Synthetic is largely a marketing term when it comes to motor oil and GP III oils often hold a distinct advantage over GP II and sometimes GP IV formulations.
For example the TGMO 0W-20 is assumed to be largely GP III based and none of the higher priced formulators you've mentioned have anything to compete with it.

If you judge an oil based on it's performance spec's and not so much it's base oil chemistry, that's how you'll realize the best value.
 
Conventional oils get a bad rap... most standard stock cars will run just fine with them.. just at the shorter 5K OCI.

It's usually someone with a Supercharged highly modified autobahn designed euro car that scoffs at the concept of conventional oil.

I live in "the rust belt"... they salt roads here. Your car will rust out in 10-15 years.. for a normal everyday driver, that means somewhere between 100K and 200K miles, you're car will start falling apart with corrosion.

Conventional oil protects pretty darn well, and on the correct interval will keep an engine spotlessly clean inside... I saw it myself on my work car, where I'm using conventional 5w-20 Federated brand... (made by WPP).
 
IMO cost is not a significant issue when discussing this topic. Saving $5-$10 on an oil change to run a conventional over synthetic is not enough to worry about saving in my opinion for the average person who might do three, maybe four, oil changes per year.

However most of the conventional oils do very well at 5k intervals and there is not necessarily a need to spend the extra $5-$10 either.
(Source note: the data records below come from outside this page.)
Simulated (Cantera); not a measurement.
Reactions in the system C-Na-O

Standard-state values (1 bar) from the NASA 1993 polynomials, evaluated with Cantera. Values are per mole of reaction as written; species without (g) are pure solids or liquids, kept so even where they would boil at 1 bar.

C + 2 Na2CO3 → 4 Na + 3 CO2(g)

Whatever provides you the most peace of mind is the best choice
smile.gif
 
Originally Posted By: Cooker


Whatever provides you the most peace of mind is the best choice
smile.gif



Agreed. With bargain closeout shopping, I have been getting stuff for 2.50 or less/qt. So I have both Conventional and Syn Blend at that price. At that price, I keep the OCI at 5K, and feed the "Nicer Cars" the blend, and keep the conventional in the work car... where it's worked so well for so long.
 
It is often false economy to run a conventional (dino) oil today.
For example, Toyota Canada claims that the fuel saved in using their 0W-20 over a 5W-20 more than makes up for the price difference and that's over only a 5,000 mile OCI.
 
I'd like to see the numbers. I've fed my work car 5w-20, 5w-30, conventional, syn, blend... fuel economy for MY car hinges much more on fuel grade than the motor oil.
 
I use M1 0-20 and my Duratechs perform very well on it. The price is excellant, my engines at 100K are clean as new through the oil fill hole, I get 10K OCIs with out a problem, this oil holds up very well in extreme high temps, and provides outstanding cold start oil flow, and I do this for less money than you spend on dino.
 
rcy posted the Toyota link a year or so ago. The fuel savings IIRC was something like $8 over 5,000 miles. It's not a lot but it begs the question why bother with a dino if there's no total cost savings to be had not to mention all the other lubrication benefits in running a synthetic oil.
The truth is, it's virtually impossible to reliably measure a 1% or so fuel economy difference one self but Toyota didn't develop the ultra high VI (216), high AW additive oil for nothing. The difference is obviously real.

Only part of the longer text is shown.